Time: 1 hour 20 minutes (20 minutes active)

Makes: 4 to 6 servings as part of a multicourse family-style meal

4 cloves garlic, chopped (1 tablespoon)

1 tablespoon fish sauce

1 tablespoon soy sauce

2 teaspoons ground turmeric

1 1/2-inch piece fresh ginger, peeled and grated (1 ½ tablespoons)

2 pounds boneless pork should or loin, trimmed and cut into 1-inch cubes

1/4 cup vegetable oil

2 medium yellow onions chopped (2 cups)

1 tablespoon ground paprika

1 pound winter squash (such as kabocha or hubbard) cut into 1-inch cubes (2 to 3 cups) (optional)

Salt (optional)

Cilantro leaves for garnish

In a large bowl, combine the garlic, fish sauce, soy sauce, turmeric, and ginger. Add pork and mix well to coat

Preheat a large, heavy skillet over medium heat for about one minute. Swirl in the oil and heat until it becomes runny and starts to shimmer. Add the onions and stir and cook until translucent and ruffled with brown edges, three to four minutes. Add paprika and mix until the onions are evenly coated.

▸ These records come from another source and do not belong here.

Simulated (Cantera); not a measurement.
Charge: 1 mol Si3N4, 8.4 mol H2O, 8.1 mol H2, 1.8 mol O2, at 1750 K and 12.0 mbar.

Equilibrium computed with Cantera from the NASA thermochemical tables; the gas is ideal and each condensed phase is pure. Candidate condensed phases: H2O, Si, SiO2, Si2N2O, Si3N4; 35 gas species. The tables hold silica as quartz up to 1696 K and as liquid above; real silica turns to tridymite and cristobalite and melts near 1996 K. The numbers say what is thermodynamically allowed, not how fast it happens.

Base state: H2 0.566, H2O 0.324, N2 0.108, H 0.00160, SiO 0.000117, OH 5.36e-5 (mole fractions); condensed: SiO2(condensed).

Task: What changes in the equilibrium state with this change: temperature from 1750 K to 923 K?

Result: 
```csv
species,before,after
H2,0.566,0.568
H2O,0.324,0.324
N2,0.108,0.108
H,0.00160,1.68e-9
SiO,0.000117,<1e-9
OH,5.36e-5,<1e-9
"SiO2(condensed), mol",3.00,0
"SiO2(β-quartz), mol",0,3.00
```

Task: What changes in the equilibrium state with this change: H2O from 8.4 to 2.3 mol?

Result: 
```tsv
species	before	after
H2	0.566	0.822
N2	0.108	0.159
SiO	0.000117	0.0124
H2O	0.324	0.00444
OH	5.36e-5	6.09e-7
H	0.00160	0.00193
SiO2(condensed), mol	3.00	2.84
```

Add pork and raise the heat to medium-high. Stir and cook to brown the pork for about one minute. Cover and simmer over medium-low heat for about 40 minutes. Add the squash and cook for another 20 to 25 minutes, or until meat and squash are tender. Adjust the heat if necessary, you don’t want the meat to burn.

Taste and add salt if desired. Transfer to a serving platter and garnish with cilantro leaves. Serve with freshly teamed rice and a vegetable side dish.